Dr Oz Is Taking Back His Name
Have you been duped by a marketing scam using Dr Oz’s name? Dr Oz learned how easy it is for unscrupulous companies and marketers to mislead you and take your money. Next, he wanted to talk with his audience. Everyone in the audience said they had seen ads using Dr Oz’s name or picture online.
Jessica told Dr Oz that she got emails on her phone selling beauty products. She showed him the ads, and he was appalled by the implications of this for his loyal viewers. He said if it’s confusing him, he knows it must be confusing viewers as well.
Dr Oz said a quick web search turned up thousands of unauthorized Dr Oz products made him realize he needed to take action. He reached out to some leading websites to find out why they were letting this happen to their users.
Dr Oz: Facebook & Amazon Scams
The Dr Oz Show’s legal team reported infringing users to Facebook and Amazon, and contacted the companies by phone directly to follow up. Here is what the companies had to say.
[We] have already asked our team to search for fake accounts and pages that may be using the Dr Oz name and we will make sure that these pages are escalated accordingly. Facebook respects the intellectual property rights of others and is committed to helping third parties, including Dr Oz, protect their rights.
The items to which you refer were posted by third party merchants without prior review by Amazon.com. Please be advised that we are in the process of removing the items you identified.
Dr Oz said one more time that he doesn’t endorse any products, so if you see him on eBay, Facebook, or Amazon, you’re being misled.
Dr Oz: How To Report Dr Oz Scams
Dr Oz talked with Sree about what else he can do to stop the misuse of his name. Sree said consumers should go through the site’s process to report a problem. Take note of the website address and send it to Facebook, Amazon, or another website to prevent fraudulent products.
Doctor Oz: How Retail Stores Are Ripping You Off
This problem is happening online, but it’s also going on in retail stores around the country. Dr Oz met Lori, an audience member who is trying to manage her health. She said she has seen supplements and countless other products with Dr Oz’s name and face on them. She has bought many products, and she even brought in a photo of a Dr Oz display in her local store. Lori admitted she hasn’t vetted the products she buys to see if Dr Oz has discussed them.
Dr Oz said he could tell she was being genuine, and she has been misled. Many other audience members said they have seen Dr Oz ads in person.
Dr Oz: Store Owner Uses Dr Oz Photos
Mike, a store owner, bravely agreed to come on the show and explain why stores use this sales tactic. He said that customers watch the show and come in to ask about the products they’ve seen.

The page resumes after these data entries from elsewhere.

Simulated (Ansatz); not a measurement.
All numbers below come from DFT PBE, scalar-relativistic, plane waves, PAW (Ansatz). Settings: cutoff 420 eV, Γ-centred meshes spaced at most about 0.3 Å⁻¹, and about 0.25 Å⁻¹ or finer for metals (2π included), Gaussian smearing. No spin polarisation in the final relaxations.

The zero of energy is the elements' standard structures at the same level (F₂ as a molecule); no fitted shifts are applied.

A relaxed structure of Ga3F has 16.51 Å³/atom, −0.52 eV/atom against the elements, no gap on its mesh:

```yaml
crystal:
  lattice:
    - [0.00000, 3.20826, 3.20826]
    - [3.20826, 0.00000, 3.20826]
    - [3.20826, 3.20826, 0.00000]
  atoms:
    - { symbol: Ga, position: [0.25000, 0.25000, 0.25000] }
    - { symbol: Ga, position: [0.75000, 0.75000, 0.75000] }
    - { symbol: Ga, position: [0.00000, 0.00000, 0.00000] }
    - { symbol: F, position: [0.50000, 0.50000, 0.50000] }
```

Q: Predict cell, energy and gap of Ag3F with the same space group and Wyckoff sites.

He said that he and his staff use the Dr Oz website to help consumers find the products they are looking for.
“We only deal with reputable companies that carry the exact thing that you recommend from your site and your show, and that’s what we recommend to our customers,” Mike said. “We’re trying to promote your show and help the customers get healthy with the recommendations that you make.”
Dr Oz: How To Find Dr Oz Recommended Products
That sounds quite reasonable, actually, but I’m sure not every store owner is that scrupulous. Mike admitted that there are some bad apples, but stood firm that his store does the right thing.
Dr Oz wanted to talk about the overall marketplace, and Mike agreed that there is plenty of opportunity for abuse. Mike said he tells customers to consult with their own doctors as well, and said they rely on Dr Oz’s official website to back up his advice and suggestions.
Mike said they even promote the website to his customers. Dr Oz said you have to be careful about what you buy, because some products could be ineffective and dangerous.
Oz Watch: Help Dr Oz Prevent Scams
This year, Dr Oz has a new policy on products featured in his talk show and on his website. He has decided to no longer use brand name products. In cases where products are sponsored, he vowed to personally do the research before recommending them.
“This trust that you put in me is sacred,” he said.
Dr Oz said he is starting Oz Watch, an initiative on his official website to help viewers and consumers report scams using his name and image. Dr Oz showed the homepage of his website (which is crazy because it’s already outdated; he launched a redesign last week, so this is sure to confuse people) so you know what to look for when shopping for products.
What do you think about the Dr Oz scams that are out there? Have they ever affected you?